BANGKOK -- A labor activist and former magazine editor was sentenced to 10 years in prison on Wednesday for insulting Thailand's king, the latest in a string of convictions under the country's strict lèse-majesté law, and an additional year for libeling a senior general.
The case of the activist and editor, Somyot Pruksakasemsuk, 51, stood out because Mr. Somyot directly challenged the lèse-majesté law in court, saying it violated the right to free expression. The law makes it a crime to defame, insult or threaten the king, queen, heir to the throne or regent.
Thailand's constitutional court swept aside that challenge last month and laid out the justification for the law, saying the king deserves "special protection" because he is the "center of the nation."

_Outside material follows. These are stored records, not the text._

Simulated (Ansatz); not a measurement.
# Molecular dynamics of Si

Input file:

"The king holds the position of head of state and is the main institution of the country," the court ruled. Insulting the king, the court said, "is considered an act that wounds the feelings of Thais who respect and worship the king and the monarchy."
Mr. Somyot did not write the two articles that the court said violated the law, but as the editor of the magazine, The Voice of Taksin, he was responsible for their content, the court said. The magazine is now defunct, and the author of the articles -- Jakrapob Penkair, a former government spokesman -- has fled to Cambodia.
As in a case decided last week, in which an antigovernment protester was sentenced to two years in prison for insulting the king, the two articles in The Voice of Taksin never actually mentioned the king.
The first article was a jumbled tale about a family that plots to kill millions of people to maintain its power and quash democracy. The court ruled on Wednesday that it was clear that the writer was describing the Chakri dynasty of Thailand's current king, Bhumibol Adulyadej.
The second was a fictional story about a ghost who haunts Thailand and plots massacres. The court ruled that the author was comparing the ghost to King Bhumibol.
"There is no content identifying an individual," the court said. "But the writing conveyed connection to historical events."
International groups immediately criticized the verdict on Wednesday. Human Rights Watch said it would "further chill freedom of expression in Thailand."
Amnesty International called the ruling a "regressive decision" and said, "Somyot has been found guilty simply for peacefully exercising his right to freedom of expression and should be released immediately."
The European Union issued a statement saying the ruling undercut "Thailand's image as a free and democratic society."
The United Nations human rights chief, Navi Pillay, criticized the "extremely harsh" jail sentence as a setback for protection of human rights in Thailand and expressed her support for moves to amend Thailand's lèse-majesté laws.
Mr. Somyot's sentence "sends the wrong signals on freedom of expression in Thailand," Ms. Pillay said in a statement released in Geneva on Wednesday, noting "a disturbing trend in which lèse-majesté charges are used for political purposes."
Ms. Pillay also criticized the lengthy detention of Mr. Somyot -- he has been denied bail since he was arrested in 2011 -- and his appearance in court in shackles.
"People exercising freedom of expression should not be punished in the first place," she said.